# Oscillations of beat in tube

1. Oct 12, 2013

### Numeriprimi

1. The problem statement, all variables and given/known data
Bead (mass point - mass m and charge q) is free to move in a horizontal tube (without friction). The tube is between two spheres (separated by a distance 2a) with charges Q = − q. What is the frequency of small oscillations around the equilibrium point of the bead?

2. Relevant equations
Coulomb's law

3. The attempt at a solution
Hmm... Coulomb's law defines electrostatic interaction between two spheres. The spheres have same charges - repel, but the bead have opposite charge, so the spheres and repel attract. It causes oscillation? Then we may use an equation for the mechanical oscillation... I don't know how combine mechanical oscillation and electrostatic interaction in one equation.
Can you help me?

Thank you very much and sorry for my bad English.

2. Oct 12, 2013

### voko

Obviously, midway between the spheres the forces from both spheres cancel each other out, so at this point the bead is in equilibrium. Let x be the coordinate of the bead, and let x = 0 at the equilibrium. What is the net force on the bead at an arbitrary x?

3. Oct 12, 2013

### nasu

Are you sure that the charges at the ends of the tube have sign opposite to the charge in the middle?

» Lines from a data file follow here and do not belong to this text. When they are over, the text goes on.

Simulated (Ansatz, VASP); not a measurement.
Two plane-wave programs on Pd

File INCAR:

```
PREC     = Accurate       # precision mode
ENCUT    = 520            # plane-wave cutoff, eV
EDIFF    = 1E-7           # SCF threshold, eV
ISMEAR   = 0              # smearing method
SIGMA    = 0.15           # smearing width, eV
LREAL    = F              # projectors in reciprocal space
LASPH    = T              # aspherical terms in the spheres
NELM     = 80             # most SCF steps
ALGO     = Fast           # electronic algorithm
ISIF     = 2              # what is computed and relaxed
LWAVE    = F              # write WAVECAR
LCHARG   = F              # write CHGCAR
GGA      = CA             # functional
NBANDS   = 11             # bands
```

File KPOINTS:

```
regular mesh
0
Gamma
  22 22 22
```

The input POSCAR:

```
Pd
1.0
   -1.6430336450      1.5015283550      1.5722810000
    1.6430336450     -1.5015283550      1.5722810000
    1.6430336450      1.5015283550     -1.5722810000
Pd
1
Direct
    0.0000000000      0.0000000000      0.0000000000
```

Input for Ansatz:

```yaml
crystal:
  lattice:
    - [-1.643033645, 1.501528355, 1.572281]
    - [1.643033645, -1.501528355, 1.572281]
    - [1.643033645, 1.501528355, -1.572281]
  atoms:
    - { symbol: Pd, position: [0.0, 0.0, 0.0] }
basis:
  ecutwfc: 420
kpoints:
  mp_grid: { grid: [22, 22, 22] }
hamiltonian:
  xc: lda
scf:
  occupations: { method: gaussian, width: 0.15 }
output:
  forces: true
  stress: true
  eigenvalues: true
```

Can you put the actual text of the problem? Or diagram.
The way I understand it, there will be no oscillations.
The middle point is indeed an equilibrium position but when the bead is moved from equilibrium the net force will be directed away from equilibrium.

4. Oct 12, 2013

### Numeriprimi

Ok, I may write it bad, so I'm going to write it better and I take you a picture...

A small bead of mass m and charge q is free to move in a horizontal tube. The tube is placed in between two spheres with charges Q = − q. The spheres are separated by a distance 2a. What is the frequency of small oscillations around the equilibrium point of the bead? You can neglect any friction in the tube.

Hint: When the bead is only slightly displaced, the force acting on it changes negligibly

So, it is better? Do you understand me?

5. Oct 12, 2013

### voko

We understand you. Now answer the question in #2.

6. Oct 12, 2013

### nasu

Yes, like this it works. I thought that the line connecting the two sphere goes along the tube.
Thank you for the clarification.

7. Oct 12, 2013

### Numeriprimi

So, the net force is the vector sum of forces from spheres... Ok? And if the bead isn't between the speheres, vector sum isn't 0, so beat have to oscillate?

8. Oct 12, 2013

### voko

OK.

It will feel some force that depends on x. Find the force first, then you can think about the effect of the force.